[Buildroot] libcef: Approach for handling v8 snapshot builds

Michael Drake michael.drake at codethink.co.uk
Tue Feb 4 11:06:11 UTC 2020


Hi,

Previously we proposed a patch series adding libcef to Buildroot [0].
One of the complex parts of the build is that you build the a cut-down
browser (mksnapshot) for the host, as part of the build process to
capture the v8 context snapshot.  This is a JavaScript heap dump which
the target browser loads as an optimisation for opening new tabs.  Since
this is complicated and requires a lot of extra host packages, we split
this out into a config option.  Also, it was difficult to build for
32-bit, so we simply made the option only work for x86_64.
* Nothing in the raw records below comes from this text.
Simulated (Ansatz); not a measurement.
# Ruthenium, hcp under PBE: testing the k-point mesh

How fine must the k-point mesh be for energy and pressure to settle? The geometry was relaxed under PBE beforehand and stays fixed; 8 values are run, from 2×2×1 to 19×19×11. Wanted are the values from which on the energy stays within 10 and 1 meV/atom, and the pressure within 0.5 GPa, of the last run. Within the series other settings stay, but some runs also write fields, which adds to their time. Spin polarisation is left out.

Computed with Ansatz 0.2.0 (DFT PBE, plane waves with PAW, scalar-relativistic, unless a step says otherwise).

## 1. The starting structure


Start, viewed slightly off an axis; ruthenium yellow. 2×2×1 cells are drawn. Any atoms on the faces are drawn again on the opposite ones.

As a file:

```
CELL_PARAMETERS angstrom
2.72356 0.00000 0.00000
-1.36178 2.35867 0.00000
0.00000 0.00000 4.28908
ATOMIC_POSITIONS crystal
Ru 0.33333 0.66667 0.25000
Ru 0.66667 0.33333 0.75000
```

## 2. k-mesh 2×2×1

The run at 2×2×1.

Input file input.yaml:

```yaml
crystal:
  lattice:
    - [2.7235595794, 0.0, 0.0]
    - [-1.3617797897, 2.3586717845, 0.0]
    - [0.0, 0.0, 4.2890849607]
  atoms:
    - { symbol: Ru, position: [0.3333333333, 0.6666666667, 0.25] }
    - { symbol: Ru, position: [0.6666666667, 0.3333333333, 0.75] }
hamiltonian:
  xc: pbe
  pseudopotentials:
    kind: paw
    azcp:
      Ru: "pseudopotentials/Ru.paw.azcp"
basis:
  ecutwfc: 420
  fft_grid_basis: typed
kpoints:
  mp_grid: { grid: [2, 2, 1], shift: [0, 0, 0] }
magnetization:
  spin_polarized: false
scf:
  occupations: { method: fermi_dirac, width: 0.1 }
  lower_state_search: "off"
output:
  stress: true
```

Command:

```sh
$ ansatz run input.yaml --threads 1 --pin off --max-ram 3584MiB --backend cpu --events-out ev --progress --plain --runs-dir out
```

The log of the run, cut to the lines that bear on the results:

In the latest release of libcef, the v8 context snapshot is mandatory.
So it can't be an optional feature.  This has meant we have had to get
it working for ARM.

We have two solutions for this.

The first involves doing an initial build of the libcef package in a
32-bit container (which we would provide with the libcef package), with
a new option set, to tell the package to only generate the snapshot
artifacts.  These snapshot artifacts need to be stored on your
BR2_PRIMARY_SITE server.  Then, we can run the full Buildroot build in a
64-bit container, and the libcef package depends on a libcef-v8snapshot
package.  The libcef package builds as normal, building an inappropriate
64-bit mksnapshot, and then copies the pre-packaged 32-bit artifacts
over these 64-bit ones, and then proceeds to build the rest of the
browser. This requires several new Buildroot host packages in order to
build mksnapshot.

The second solution is a lot closer to upstream Chormium/CEF, which is
to run the Buildroot build inside a container with multi-lib host
packages installed.  Instead of depending on Buildroot host packages for
libraries, it would use the ones from the system.  This is necessary
because the Chromium/CEF build requires a 64-bit build machine, but the
mksnapshot step must be built for a 32-bit memory architecture.  This
means we need both 32 and 64 bit variants of host libraries, which is
achievable with system multi-lib packages, but not with Buildroot host
packages. We haven't tested this approach in buildroot, but the Chromium
documentation suggests it works. Since this requires a bigger host
system to bootstrap the libcef package, we would provide a suitable
variant of the `support/docker/Dockerfile` with required packages installed.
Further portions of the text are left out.